Friday, June 12, 2009

Frivolous Friday, 06.12.2009: Filed under "Be careful what you wish for"

Ugh. I caught just a whiff of politics this week, and it annoys me whenever it encroaches on my obliviousness and forces me to arm myself against it. And, inevitably, returns me to the futile wish that people could act like rational adults they're supposed to be.

To a programmer, people are maddening because they don't follow instructions--assuming they can be bothered to read them at all. (Mind you, computers are maddening because they do follow instructions. To the letter--yea, even down to punctuation and whitespace.)

Yet, science fiction persists in creating computers with emotions. I understand the raw impulse to anthropomorphize our handiwork, to create things in our own image. It's a meme that's likely as old as storytelling itself, really. Witness Galatia, Pinocchio, Mechanical Turks, Vasilisa's doll, the "familiars" of many fairytale witches and wizards, Star Trek TNG's Data and his own creations Lol and the holodeck incarnation of Dr. Moriarty, and Star War's fussy and easily flustered C-3PO. That sort of thing.
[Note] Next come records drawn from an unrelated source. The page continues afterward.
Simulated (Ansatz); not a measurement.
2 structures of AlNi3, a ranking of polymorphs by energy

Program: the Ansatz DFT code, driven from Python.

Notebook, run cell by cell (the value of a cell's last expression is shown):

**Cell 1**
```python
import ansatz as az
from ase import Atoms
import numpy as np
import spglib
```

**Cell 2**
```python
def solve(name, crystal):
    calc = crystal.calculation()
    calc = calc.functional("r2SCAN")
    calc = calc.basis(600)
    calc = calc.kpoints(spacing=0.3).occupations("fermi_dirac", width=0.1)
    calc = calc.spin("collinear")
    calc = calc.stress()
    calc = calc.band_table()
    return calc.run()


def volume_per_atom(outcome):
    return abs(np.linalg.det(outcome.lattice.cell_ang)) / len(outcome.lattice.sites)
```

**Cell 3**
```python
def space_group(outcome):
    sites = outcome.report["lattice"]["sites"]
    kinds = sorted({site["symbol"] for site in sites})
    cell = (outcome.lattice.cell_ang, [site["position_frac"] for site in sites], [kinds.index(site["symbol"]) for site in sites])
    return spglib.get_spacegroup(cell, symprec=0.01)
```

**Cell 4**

What blows me away is that we, who live and work with computers, could possibly think that giving them emotions to make them "more like us" could be anything other than an egregiously baaaaad idea. You think the "'I'm a PC.' 'I'm a Mac" (and its considerably less family-friendly online variations) is bad when humans do it? Imagine the chaos if the machines themselves were capable of such tribalism. Or, worse, if UNIX splintered repeatedly with the same rancor as various religions have done over the centuries and millennia.

The essential problem is that computers would be capable of every human foible--only with a speed and efficiency orders of magnitude greater than our own. That's a sobering thought. Not because I think it's likely to happen, but because it brings us up short as we blunder our way through technological progress. Or at least it should, if we are in any way introspective. Best to account for (and amend) our own deficiencies as a species before we wish them on anything else.